I Fed Sam Vecenie's Draft Guides Into Python

TF-IDF vectors, UMAP scatterplots, and player neighborhoods

Nov 14, 2025

I enjoy

’s work. His yearly draft guides are a must-read for me. They are detailed and easy to follow, and they give a draft casual like me enough information to feel fully informed and ready to armchair GM all summer. There is a lot of good material in those guides.

There is, of course, valuable signal in Sam’s description of the prospects. But I’ve also wondered whether there might be some interesting signal in how Sam describes certain prospects. Are there patterns in the ways Sam evaluates players? And, if so, do those patterns stay consistent across different draft classes? Basically, I wanted to see if I could reverse-engineer a set of Vecenie player comparisons directly from the text itself.

Here’s how it turned out:

Parsing the Draft Guides

I started by extracting the text from the draft guides, year by year. I converted each PDF to text, then wrote a script that parsed the text into different categories for each player (which are already helpfully cleanly laid out in the draft guides): background section, strengths, weaknesses, and summary. Once I was able to pull all of these categories for each player, I combined them all into one dataset containing a collection of Sam’s writeups from 2020 to 2025.

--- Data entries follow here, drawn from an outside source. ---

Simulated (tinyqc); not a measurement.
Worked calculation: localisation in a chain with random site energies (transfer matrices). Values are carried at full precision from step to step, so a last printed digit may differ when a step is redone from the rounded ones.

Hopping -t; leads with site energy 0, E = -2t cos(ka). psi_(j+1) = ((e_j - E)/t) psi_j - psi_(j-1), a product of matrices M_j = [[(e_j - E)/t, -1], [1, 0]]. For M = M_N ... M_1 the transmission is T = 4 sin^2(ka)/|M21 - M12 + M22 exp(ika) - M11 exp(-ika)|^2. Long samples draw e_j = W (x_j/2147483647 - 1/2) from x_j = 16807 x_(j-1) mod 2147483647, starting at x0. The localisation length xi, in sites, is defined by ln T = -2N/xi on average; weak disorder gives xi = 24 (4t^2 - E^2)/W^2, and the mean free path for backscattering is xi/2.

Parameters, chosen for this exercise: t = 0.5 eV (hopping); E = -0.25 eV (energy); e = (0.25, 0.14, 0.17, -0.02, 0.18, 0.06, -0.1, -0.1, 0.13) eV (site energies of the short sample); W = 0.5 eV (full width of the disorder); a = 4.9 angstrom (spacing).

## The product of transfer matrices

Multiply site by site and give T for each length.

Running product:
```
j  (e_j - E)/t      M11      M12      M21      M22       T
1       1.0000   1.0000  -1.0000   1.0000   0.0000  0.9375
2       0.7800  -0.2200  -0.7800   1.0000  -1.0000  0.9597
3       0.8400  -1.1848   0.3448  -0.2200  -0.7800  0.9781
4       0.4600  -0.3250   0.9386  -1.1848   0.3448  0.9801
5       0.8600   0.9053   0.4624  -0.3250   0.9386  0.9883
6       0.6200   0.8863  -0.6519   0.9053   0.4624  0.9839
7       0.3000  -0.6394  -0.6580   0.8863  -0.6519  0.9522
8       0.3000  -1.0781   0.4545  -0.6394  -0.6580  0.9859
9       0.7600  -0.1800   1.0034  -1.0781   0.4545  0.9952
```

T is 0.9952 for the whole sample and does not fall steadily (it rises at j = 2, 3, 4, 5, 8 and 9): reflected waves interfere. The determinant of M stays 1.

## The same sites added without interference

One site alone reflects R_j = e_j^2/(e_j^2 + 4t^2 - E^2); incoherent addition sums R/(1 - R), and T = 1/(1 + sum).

TF-IDF and Cosine Similarity

At this point, I should admit that I am a beginner in this area. I have been listening to a machine learning podcast/audiobook that walks through some basic natural language processing ideas, and that gave me enough confidence to try something simple. I wanted a first step that was easy to implement, easy to interpret, and widely used in introductory text analysis. That led me to TF-IDF and cosine similarity.

If you are not familiar with these, TF-IDF (term frequency–inverse document frequency) is a way of turning text into numbers. The term frequency part counts how often a word appears in a document. The inverse document frequency part reduces the importance of words that show up everywhere, such as “player,” “game,” or “season.” The combined result is a weighted vocabulary that highlights words that matter more to a specific document than to the overall corpus.

TF-IDF aims to answer the question: What are the words that make this player’s writeup distinctive compared to everyone else’s?

Once you have these weighted word vectors for every player, you can compare them. That is where cosine similarity comes in. It measures how close two text vectors are by looking at the angle between them rather than the raw difference in counts. Two writeups that emphasize the same ideas and vocabulary will have a small angle between their vectors and therefore a high similarity score.

I think this method is common for beginners because the logic is simple and the results usually make sense. You do not need anything fancy. You take the text, convert it into numerical vectors using TF-IDF, and then compare the angles between them. I used the standard scikit-learn implementation, which handles all the confusing math for you.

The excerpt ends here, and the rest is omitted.